Document Type

Research Report

Publication Date

5-2025

Abstract

Executive Summary:

The first Trump Administration’s 2017 Tax Cuts and Jobs Act (TCJA) fundamentally altered America's charitable giving landscape through a two-step approach: first by reducing tax incentives for middle-class donors, then by empowering ultra-wealthy philanthropists. These changes have shifted control of charitable giving from everyday Americans to a small “Philanthropist Class,” referring to ultra-high-net-worth individuals who contribute vast sums, often through foundations or donor-advised funds (DAFs). This shift in charitable power holds profound implications for democracy, equality, and nonprofit sustainability.

The TCJA nearly doubled the standard deduction while limiting itemized deductions, causing the percentage of middle-class households claiming charitable deductions to plummet from 17% to just 5.5%. Simultaneously, the legislation provided tailored benefits to wealthy donors through estate tax exemption increases and corporate tax cuts. The result? A $20 billion decrease in charitable giving in 2018, predominantly from middle-class donors, while the top 1% of earners now control 56% of charitable donation value (up from 40% pre-TCJA).

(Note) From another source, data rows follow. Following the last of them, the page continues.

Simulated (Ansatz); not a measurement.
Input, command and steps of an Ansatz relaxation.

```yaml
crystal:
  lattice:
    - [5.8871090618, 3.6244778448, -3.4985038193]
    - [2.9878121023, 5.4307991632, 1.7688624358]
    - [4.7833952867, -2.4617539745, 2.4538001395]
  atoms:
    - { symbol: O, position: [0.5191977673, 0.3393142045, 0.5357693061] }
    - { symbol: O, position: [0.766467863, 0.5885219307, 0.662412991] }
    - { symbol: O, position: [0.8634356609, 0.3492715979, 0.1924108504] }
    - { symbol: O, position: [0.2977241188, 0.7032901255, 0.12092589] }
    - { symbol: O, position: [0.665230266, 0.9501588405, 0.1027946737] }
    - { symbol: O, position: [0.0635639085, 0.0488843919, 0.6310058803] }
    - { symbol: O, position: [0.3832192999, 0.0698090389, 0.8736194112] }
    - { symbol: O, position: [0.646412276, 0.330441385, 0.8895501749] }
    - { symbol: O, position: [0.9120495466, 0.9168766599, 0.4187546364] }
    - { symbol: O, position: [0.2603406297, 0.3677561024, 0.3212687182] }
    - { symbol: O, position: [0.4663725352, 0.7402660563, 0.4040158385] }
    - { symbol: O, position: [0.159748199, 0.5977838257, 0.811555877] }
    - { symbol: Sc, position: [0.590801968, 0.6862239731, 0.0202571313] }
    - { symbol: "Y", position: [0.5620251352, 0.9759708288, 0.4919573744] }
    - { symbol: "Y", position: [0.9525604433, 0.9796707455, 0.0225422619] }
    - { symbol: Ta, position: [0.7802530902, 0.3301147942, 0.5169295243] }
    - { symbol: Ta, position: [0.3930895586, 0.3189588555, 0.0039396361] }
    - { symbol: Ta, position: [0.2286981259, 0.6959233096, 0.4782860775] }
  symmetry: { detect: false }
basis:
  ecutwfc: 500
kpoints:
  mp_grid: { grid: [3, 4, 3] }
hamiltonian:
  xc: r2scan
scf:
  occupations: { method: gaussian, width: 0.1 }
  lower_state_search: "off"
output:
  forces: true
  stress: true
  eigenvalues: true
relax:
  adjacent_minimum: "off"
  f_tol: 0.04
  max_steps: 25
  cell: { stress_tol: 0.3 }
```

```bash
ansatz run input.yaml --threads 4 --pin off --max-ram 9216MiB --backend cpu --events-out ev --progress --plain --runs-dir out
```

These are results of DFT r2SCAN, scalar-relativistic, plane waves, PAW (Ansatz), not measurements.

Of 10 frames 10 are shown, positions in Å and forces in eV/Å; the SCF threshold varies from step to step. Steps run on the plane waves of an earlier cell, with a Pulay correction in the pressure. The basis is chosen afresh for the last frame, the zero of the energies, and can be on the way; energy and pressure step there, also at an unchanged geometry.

During his second term, President Trump and his administration have signaled skepticism toward large private foundations, raising questions about renewing or rescinding their tax-exempt status. These attacks combined with concentration of giving power represent a deliberate policy shift, creating a framework that could entrench plutocratic influence over the U.S.’s philanthropic priorities. Without intervention, America's philanthropic landscape will increasingly reflect the priorities of the ultra-wealthy rather than the diverse needs and values of its communities.